Bush declares
major disaster

By WND Staff

President Bush has issued a major disaster declaration for five Florida counties, ordering the federal government to provide all necessary resources and assets to aid people victimized by Hurricane Frances, the second hurricane to strike the state in less than a month.


Water-vapor image as Hurricane Frances approaches Florida (photo: NOAA)

The counties affected by the declaration from north to south are Brevard, Indian River, St. Lucie, Martin and Palm Beach.

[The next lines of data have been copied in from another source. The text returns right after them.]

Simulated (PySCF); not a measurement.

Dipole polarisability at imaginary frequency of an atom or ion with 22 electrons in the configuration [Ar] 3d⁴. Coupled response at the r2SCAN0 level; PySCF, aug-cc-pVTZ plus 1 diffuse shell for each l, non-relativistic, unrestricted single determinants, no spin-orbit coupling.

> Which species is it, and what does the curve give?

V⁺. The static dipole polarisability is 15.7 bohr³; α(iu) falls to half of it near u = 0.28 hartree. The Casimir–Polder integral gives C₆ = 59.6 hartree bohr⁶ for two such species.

“President Bush knows that the people of Florida have been devastated by these storms and he remains committed to doing all he can to help aid and comfort them,” said Michael Brown, under secretary of Homeland Security for Emergency Preparedness and Response.

After several hours of sitting stalled off the coast of West Palm Beach, Hurricane Frances made landfall at Sewall’s Point, Fla., a small town just east of Stuart.


Radar shows eye of Hurricane Frances off St. Lucie and Martin counties (National Weather Service)

The slow moving storm, first spotted in the eastern Atlantic on Aug. 24, was expected to hit early yesterday morning, but its speed – both internal winds and forward movement – have changed dramatically in recent days.

The once-Category 4 storm was downgraded to Category 2, and it lumbered across the Bahamas at a speed often less than 5 miles per hour. Throughout most of today, it sat, nearly stationary, 40 to 60 miles offshore, battering eastern Florida with 90 mile per hour winds and heavy rains, causing power outages, property damage, and downing trees.

“The howling [wind] is like a 737, it’s unbelievable,” Martin County Commissioner Michael DiTerlizzi told WPBF-TV. DiTerlizzi was expecting food shortages at the local emergency operations center, and urged restaurants that might be able to help to contact it.

“We’re going to see a large swath of strong winds moving across the state,” warned Max Mayfield, director of the National Hurricane Center near Miami. “That means a lot of downed trees and massive power outages. Also, with that slow movement, we’re going to have a lot of rainfall and that’s going to cause widespread, very significant flooding.”

WPBF forecaster Mike Lyons urged area residents calling into the station to stay indoors as the storm strikes.

“You cannot leave your house and go outside. The risk is just too great,” Lyons said. “It’s going to be a rough night.”

Nonetheless, some die-hards who remained in the area were shown to be barbecuing amid the wetness. “Great day for it, huh?” said one Palm Beach County resident. “The food was starting to go bad, so we decided to cook it up.”

Gov. Jeb Bush has warned Floridians not to go outside as the eye passes over. Because of the storm’s slow movement, there is concern people could get caught outdoors when the back end of the storm comes through. “It could take about four hours for the eye of the storm to pass over you, so please don’t take that as a sign that all is well,” he said.

Rain amounts are forecast to reach 20 inches near the eye’s landfall.

“The threat from Hurricane Frances will continue to be very long in duration,” said Rusty Pfost, meteorologist in charge of the National Weather Service’s South Florida office.

A hurricane warning and flood watch remain in effect in South Florida, and forecasters are warning of the possibility of tornadoes.